Top 5 Things I Learned in Math 9

Posted by rubym2017 in Math 9 and tagged with Burtonmath9 June 19, 2018

1. Exponent Laws

For me, exponent laws were big essentials that helped me out in math 9. They helped me remember when to add, subtract, multiply and divide the exponents in equations and gave me little tricks and tips that really came to my advantage while completing this unit. Exponent work was a little tricky for me so to learn these laws really made my learning experience a lot easier (Like how Ms. Burton says “work smarter not harder”.)
First, there is the Multiplication Law: If the question is a multiplication question and the bases are the same, you can add the exponents together and keep the base the way it was. Example: $5^6\cdot5^2$ = $5^8$
Then, there was the Division Law: If the question is a division question and the bases are the same, you can subtract the exponents and keep the base the way it was, similar to the multiplication law but instead dealing with subtraction. Example: $2^9\div2^4$ = $2^3$
After that, there was the Power of a Power Law: If the question looks like $(7^2)^2$ you can use this law. All you have to do is multiply the exponents and keep the base the way it was. Example: $(7^2)^2$ = $7^4$
And last but not least, there is the Exponent of Zero: If the question has an exponent of zero, you automatically know that the answer will equal to one. Example: $3^0$ = 1

2. Similar Triangles

I thought this was very useful when it came to this unit. Not only did this teach us how to find the missing side of a triangle but this also taught us about the cross multiplication technique which in my preference came in handy immensely. This was something that I believe is very good to comfortably know how to do for the years in math to come.
To find the missing side length (x), you have to create ratios by using the information in the given similar triangles above. This gives us the ratios 5/10, 10/20 and 15/x
Now this is where the cross multiplication comes into play. You will take one of completed ratios and place it beside the ratio that contains the variable. From there, you will multiply the information in a cross-like formation. Example: $\frac{10}{20}=\frac{15}{x}$ = $\frac{10x}{10}=\frac{300}{10}$ x=30

3. Adding and Subtracting Polynomials

This was a huge part of math 9 so I feel that this was definitely very important for me. It is used a lot and will be used even more as math excels so this is why it is good to understand this concept and are able to execute it with ease. For me, sometimes I have a hard time remembering some of the steps in this concept so I feel that this is not only important but is also something that I can work and improve on. For me, practicing this makes all the difference in the world so that is why I feel so strongly about the importance of adding and subtracting polynomials.
When adding and subtracting polynomials without brackets in the question, all you need to remember to do is group your like terms together and simplify. Like terms are all the terms that contain the same variables and exponents. You cannot group unlike terms together or your equation will not work. Once you have grouped all your like terms together, you can start you add and subtract your like terms.
When adding and subtraction polynomials with brackets in the question, you do the exact same thing but you have to remember and essential step before you group and simplify. If there is a subtraction sign before a bracketed polynomial, you must remember to switch the term’s sign from negative to positive or vise versa. After completing that step, then you can move on to grouping the like terms and simplifying the equation.

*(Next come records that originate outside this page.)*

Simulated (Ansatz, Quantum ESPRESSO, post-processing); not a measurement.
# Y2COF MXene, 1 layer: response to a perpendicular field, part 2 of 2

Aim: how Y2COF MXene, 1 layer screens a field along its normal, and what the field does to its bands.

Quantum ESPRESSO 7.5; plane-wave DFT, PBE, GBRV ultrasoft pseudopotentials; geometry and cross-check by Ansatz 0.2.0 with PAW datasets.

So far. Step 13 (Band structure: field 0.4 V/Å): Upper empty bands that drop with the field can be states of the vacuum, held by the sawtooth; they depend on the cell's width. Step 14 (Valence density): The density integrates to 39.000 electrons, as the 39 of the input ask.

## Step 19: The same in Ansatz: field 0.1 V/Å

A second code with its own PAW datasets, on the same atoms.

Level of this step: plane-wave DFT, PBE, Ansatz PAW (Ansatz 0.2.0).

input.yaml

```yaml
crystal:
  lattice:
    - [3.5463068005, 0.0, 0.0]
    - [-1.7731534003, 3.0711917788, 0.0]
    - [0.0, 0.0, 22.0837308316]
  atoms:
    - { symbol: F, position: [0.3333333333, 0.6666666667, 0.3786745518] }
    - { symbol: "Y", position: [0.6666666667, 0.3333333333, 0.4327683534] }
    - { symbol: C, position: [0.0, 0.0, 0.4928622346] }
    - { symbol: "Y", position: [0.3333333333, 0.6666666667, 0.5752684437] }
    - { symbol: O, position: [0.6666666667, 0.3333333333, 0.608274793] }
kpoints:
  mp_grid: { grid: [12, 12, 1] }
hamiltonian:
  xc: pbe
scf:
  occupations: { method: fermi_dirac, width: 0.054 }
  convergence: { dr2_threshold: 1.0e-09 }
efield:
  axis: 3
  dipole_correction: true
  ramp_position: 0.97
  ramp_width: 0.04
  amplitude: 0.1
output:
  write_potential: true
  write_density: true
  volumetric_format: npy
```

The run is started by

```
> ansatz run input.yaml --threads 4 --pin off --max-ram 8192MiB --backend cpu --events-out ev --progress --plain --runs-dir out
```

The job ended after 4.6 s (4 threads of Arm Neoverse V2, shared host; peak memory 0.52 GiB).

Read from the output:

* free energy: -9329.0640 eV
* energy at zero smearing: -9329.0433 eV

4. Dividing and Multiplying Rational Numbers

This is one of the most used parts in math and it is a good idea to be able to comfortably understand how to properly do this for almost every single math unit. The tricks and tips that make dividing and multiplying fractions easier really seem to work with me so I feel that this was a very important unit for me.
When multiplying fractions, you need to “just do it” as Ms. Burton says. All you do is multiply across ans simplify if possible. Example: $\frac{3}{4}$ x $\frac{1}{2}$ = $latex \frac{3}{8}
When dividing fractions, all you need to do is flip the reciprocal and multiply the two fractions together like a multiplication question. Example: $\frac{5}{6}\div\frac{4}{8}$ = $\frac{5}{6}$ x $\frac{8}{4}$ = $\frac{40}{24}$

5. Graphing Linear Relations

For me, this is the hardest thing that we learned. For the longest time I struggled with graphing, but now that I understand it more, I feel that it is really important. It is something that took me a while to fully understand but I feel more confident with it now and realize the impact it has in math 9.
When graphing, x is vertical and y is horizontal
Let’s say that step is represented by x and number is represented by y.
Here is the graph for the information above:

What I Have Learned About Grade 9 Similarity

Posted by rubym2017 in Math 9 and tagged with Burtonmath9 May 16, 2018

This blog post represents what I have learned in this similarity unit.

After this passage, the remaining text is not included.